Refrain from packing up early


Mimi Geller

Much like the melodrama of a comic cartoon, students seem to convey their restlessness at the end of class with dramatic paper shuffling and backpack zipping. Instead, students must learn to wait until class is officially over.

Mimi Geller, Director of RubicOnline

The itch is understandable. That one class that feels too early in the morning, that one lecture that seems endless, that one in-class discussion that requires an impossible level of concentration; students have all felt this restlessness at the end of class.

So, to trick the restless mind, students become married to the clock, enveloped by doodling in the margins of textbooks, and determined to reach for phones underneath tables.   

And then something wonderful happens. There are only five minutes left in class. And, like a conductor excitedly waving their baton to cue a finale, students eagerly begin surreptitiously zipping backpacks and shuffling papers. Now, only one minute remains in class. A teacher begins their preview class talk, and something washes over every student: the need to be freed. As if in unison, students pack up ruthlessly, rustling their papers, scooting their chairs. And while students are now fully equipped to leave right on time, many do not realize that the cacophony drowned out the last important bits of information from the teacher. Occasionally a teacher will tell students to wait, but many others give in and let them go, regardless if they heard the information.

Leaving early should not be a priority over engaging for the entirety of class.

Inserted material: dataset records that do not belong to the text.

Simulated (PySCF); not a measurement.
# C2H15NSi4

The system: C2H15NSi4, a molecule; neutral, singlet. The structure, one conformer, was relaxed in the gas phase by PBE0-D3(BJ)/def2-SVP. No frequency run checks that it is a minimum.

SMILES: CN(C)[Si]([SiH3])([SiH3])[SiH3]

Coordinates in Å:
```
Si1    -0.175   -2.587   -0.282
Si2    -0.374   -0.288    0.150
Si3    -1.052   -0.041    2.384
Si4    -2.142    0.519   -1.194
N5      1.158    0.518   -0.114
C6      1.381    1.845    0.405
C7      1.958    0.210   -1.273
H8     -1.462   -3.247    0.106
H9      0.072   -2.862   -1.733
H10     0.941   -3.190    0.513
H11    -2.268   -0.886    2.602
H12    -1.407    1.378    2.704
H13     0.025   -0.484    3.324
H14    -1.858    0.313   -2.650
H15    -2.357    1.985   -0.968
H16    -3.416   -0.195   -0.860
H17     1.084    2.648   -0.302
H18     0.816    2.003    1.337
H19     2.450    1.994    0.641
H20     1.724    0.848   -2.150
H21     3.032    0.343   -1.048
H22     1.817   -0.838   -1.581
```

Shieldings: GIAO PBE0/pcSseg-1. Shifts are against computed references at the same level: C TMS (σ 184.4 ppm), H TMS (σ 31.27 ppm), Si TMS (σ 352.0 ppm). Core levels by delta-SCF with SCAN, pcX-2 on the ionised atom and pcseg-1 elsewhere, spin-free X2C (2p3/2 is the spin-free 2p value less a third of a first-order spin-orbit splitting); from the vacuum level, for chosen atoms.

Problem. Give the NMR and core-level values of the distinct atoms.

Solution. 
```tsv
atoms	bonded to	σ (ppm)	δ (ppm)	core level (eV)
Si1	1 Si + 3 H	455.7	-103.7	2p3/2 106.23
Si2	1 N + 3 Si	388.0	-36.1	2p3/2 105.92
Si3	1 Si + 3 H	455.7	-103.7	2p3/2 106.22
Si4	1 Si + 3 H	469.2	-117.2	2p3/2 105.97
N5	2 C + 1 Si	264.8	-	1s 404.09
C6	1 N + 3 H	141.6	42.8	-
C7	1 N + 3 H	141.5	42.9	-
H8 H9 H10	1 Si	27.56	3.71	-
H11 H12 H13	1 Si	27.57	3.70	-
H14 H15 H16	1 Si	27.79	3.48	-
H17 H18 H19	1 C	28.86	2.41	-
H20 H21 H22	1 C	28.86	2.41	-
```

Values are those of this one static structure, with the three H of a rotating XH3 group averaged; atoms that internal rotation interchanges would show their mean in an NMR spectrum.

While the chance to walk out of class around 30 seconds early by pseudo-communicating with the teacher with packing noises is perhaps a habitual activity, for many students with learning disabilities, the premature packing is an extraordinary distraction. Not only does it blur the teacher’s words, it unnecessarily diverts attention from the lesson at hand to the clicks and footsteps inching towards the door.

In addition to distracting students who already struggle to focus, students who pack up early miss the precious last minutes of lecture and learning. The teacher could be explaining a change in homework, a method to solving a difficult problem, and many would not notice. And although assignments are posted on Veracross, that does not mean students are exempt from listening.

Perhaps being ready to leave right away does save a small fraction of time, but it is disrespectful to the teacher and to students who are listening. 

What is even more troubling is that in high school, student develop habits for college or any other post-secondary education. While the behavior may fly in high school, a professor would certainly not entertain a symphonia of zippers and closing laptops when there are 5 minutes left.

Avoid the itch. Refrain from packing up early out of respect for teachers and peers. Resist the temptation of the backpack zipper to give students with learning challenges an opportunity to hear everything. Be present for the entirety of class, it will give more knowledge. And before it seems possible, the class will be over.